Since the modern era plugin collected vassal and monarchy information, with kills, we can see some statistics of that. This information is probably incomplete and possibly inaccurate. People could change patrons, etc, so this is just from some simple queries against the DB that don’t take any of that into account.
Player with most vassals: Drunk Al-Night had 52 vassals with 437 total kills
Player with most effective vassals: Imor had 2 vassals with 5866 kills!
Monarchy with most players (and kills): Ocom had 580 monarchy members with 12026 kills!

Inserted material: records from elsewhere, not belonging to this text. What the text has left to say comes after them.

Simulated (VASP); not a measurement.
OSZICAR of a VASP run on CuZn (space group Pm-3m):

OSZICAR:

The most dangerous place in Dereth
It appears that the most dangerous place for PK players was near a lifestone up by the Empyrean Ice Propylaeum, in the north east corner of Dereth, which isn’t intuitive to me. There are some cottages and mansions nearby, so I’m not sure if that was a thing I never got into, or if the landblock+coordinates there are actually inside a dungeon, so it just shows there on the map. Some of the other hotspots are near starter cities, near Holtburg and Cragstone, which makes a lot of sense to me. Given that there is an amount of deaths shown in the water in the Inner Sea, I have a feeling a lot of those are actually landblocks that represent the inside of dungeons. If I find time, I really want to generate a higher resolution, more accurate version of this map. (or if you want to, let me know!)
Technical Specs
The original Decal plugin was written in C++. The backend had a website written in PHP, with a mysql database, sitting on top of Apache on Linux, in the early days, making it an old school “LAMP” app for a time. Later on I moved to IIS when I moved from linux to Windows Server, which eventually I migrated all to a VM on Azure instead of running out of my home office or garage. The backend processing was done by an hourly script which invoked processing done in Java. The modern version of the plugin was written in C#, and lived and worked for almost a decade without any updates. Over the years the source was in subversion, then TFS (tfvc). I believe I also tried Perforce, but wasn’t a fan. I’d really wished git would have existed at the early days, but git didn’t show up until 2005, and wasn’t commonly popular until well after that. I moved from subversion to tfvc at some point because I was used to a centralized repo that could be backed up seperately than how I’d been doing subversion and copying repos around. I have many random versions of the code in various forms, but I’m almost positive that I couldn’t build any version of it today if I tried!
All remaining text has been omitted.